1) In your example you use System.out.prinltln every implementation I have seen synchronizes so your code is synchronized ( I appreciate that was not your point ).
2)
I don't want to perform synchronization if I don't have to. Accessing a volatile variable incurs half of the cost of a synchronized block.
There is no guarantee of cost to volatile or the synchronized keyword and indeed in extreme scenarios the JVM would be allowed to optimize them away to nothing (not here).
When talking about "synchronization" and performance you are interested in three things lack of potential compiler optimization, cache flushes (memory fences) and lock acquisition (often only the first is considered). The JVM authors have put a lot of effort into some excellent optimizations around all three, potential lock acquisition has many tricks to make it less expensive than you'ed think.

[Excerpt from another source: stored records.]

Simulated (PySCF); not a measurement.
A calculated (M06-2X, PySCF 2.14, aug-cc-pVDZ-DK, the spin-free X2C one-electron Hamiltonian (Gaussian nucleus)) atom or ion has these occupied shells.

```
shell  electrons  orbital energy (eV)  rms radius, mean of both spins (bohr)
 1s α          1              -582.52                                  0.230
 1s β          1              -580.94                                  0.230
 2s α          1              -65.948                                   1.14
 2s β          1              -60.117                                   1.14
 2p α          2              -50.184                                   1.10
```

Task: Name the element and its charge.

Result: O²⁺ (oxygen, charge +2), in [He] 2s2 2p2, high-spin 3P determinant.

3) The atomic implementation may make use of available CAS (lockless) instructions and the JVM implementation could make use of the fact the actual hardware is more strongly ordered than the weak model Java describes for the code to be portable . Although a processor may/will have caches those caches can and often do communicate with each other (between CPUs) such that much stronger memory ordering is observed than you might expect (e.g. Intel x86 is quite strong). The Java memory model is more like the worst case scenario and would formerly be described as weak.
Short answer ... just use atomic you'll be fine ;-) there are a whole host of other gotchas around performance with even simple examples eg "false memory sharing" and even old garbage collection I've seen applications grind with too many (badly used) Atomics (GC) .. synchronization can/could be just a flag on a method signature its GC free (not in anyway a normal a reason to not use atomics obviously).